Bayesian Simulation – When to Use Gibbs Sampling Instead of Metropolis-Hastings?

bayesiangibbsmarkov-chain-montecarlometropolis-hastingssimulation

There are different kinds of MCMC algorithms:

  • Metropolis-Hastings
  • Gibbs
  • Importance/rejection sampling (related).

Why would one use Gibbs sampling instead of Metropolis-Hastings? I suspect there are cases when inference is more tractable with Gibbs sampling than with Metropolis-Hastings, but I am not clear on the specifics.

Best Answer

Firstly, let me note [somewhat pedantically] that

There are several different kinds of MCMC algorithms: Metropolis-Hastings, Gibbs, importance/rejection sampling (related).

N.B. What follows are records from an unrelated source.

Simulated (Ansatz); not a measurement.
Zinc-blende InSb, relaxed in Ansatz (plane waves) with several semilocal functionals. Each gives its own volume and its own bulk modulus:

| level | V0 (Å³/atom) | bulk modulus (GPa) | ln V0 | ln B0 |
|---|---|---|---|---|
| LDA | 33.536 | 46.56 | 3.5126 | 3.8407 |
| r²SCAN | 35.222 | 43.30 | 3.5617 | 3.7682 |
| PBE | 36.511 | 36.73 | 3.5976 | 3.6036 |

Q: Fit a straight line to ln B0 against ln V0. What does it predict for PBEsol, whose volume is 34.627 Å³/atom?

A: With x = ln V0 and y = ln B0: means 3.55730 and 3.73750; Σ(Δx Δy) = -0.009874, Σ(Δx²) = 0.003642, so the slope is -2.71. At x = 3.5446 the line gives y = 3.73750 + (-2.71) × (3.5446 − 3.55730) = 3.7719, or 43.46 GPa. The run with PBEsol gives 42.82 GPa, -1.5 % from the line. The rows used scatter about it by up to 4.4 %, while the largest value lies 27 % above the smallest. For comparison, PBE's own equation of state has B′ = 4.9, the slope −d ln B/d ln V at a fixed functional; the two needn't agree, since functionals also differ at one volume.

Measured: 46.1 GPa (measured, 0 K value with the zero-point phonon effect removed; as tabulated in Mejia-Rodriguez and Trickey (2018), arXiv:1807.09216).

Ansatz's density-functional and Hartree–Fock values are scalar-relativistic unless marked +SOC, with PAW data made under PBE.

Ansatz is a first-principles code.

importance and rejection sampling methods are not MCMC algorithms because they are not based on Markov chains. Actually, importance sampling does not produce a sample from the target distribution, $f$ say, but only importance weights $\omega$ say, to be used in Monte Carlo approximations of integrals related with $f$. Using those weights as probabilities to produce a sample does not lead to a proper sample from $f$, even though unbiased estimators of expectations under $f$ can be produced.

Secondly, the question

Why would someone go with Gibbs sampling instead of Metropolis-Hastings? I suspect there are cases when inference is more tractable with Gibbs sampling than with Metropolis-Hastings

does not have an answer in that a Metropolis-Hastings sampler can be almost anything, including a Gibbs sampler. I replied in rather detailed terms to an earlier and similar question. But let me add a few if redundant points here:

The primary reason why Gibbs sampling was introduced was to break the curse of dimensionality (which impacts both rejection and importance sampling) by producing a sequence of low dimension simulations that still converge to the right target. Even though the dimension of the target impacts the speed of convergence. Metropolis-Hastings samplers are designed to create a Markov chain (like Gibbs sampling) based on a proposal (like importance and rejection sampling) by correcting for the wrong density through an acceptance-rejection step. But an important point is that they are not opposed: namely, Gibbs sampling may require Metropolis-Hastings steps when facing complex if low-dimension conditional targets, while Metropolis-Hastings proposals may be built on approximations to (Gibbs) full conditionals. In a formal definition, Gibbs sampling is a special case of Metropolis-Hasting algorithm with a probability of acceptance of one. (By the way, I object to the use of inference in that quote, as I would reserve it for statistical purposes, while those samplers are numerical devices.)

Usually, Gibbs sampling [understood as running a sequence of low-dimensional conditional simulations] is favoured in settings where the decomposition into such conditionals is easy to implement and fast to run. In settings where such decompositions induce multimodality and hence a difficulty to move between modes (latent variable models like mixture models come to mind), using a more global proposal in a Metropolis-Hasting algorithm may produce a higher efficiency. But the drawback stands with choosing the proposal distribution in the Metropolis-Hasting algorithm.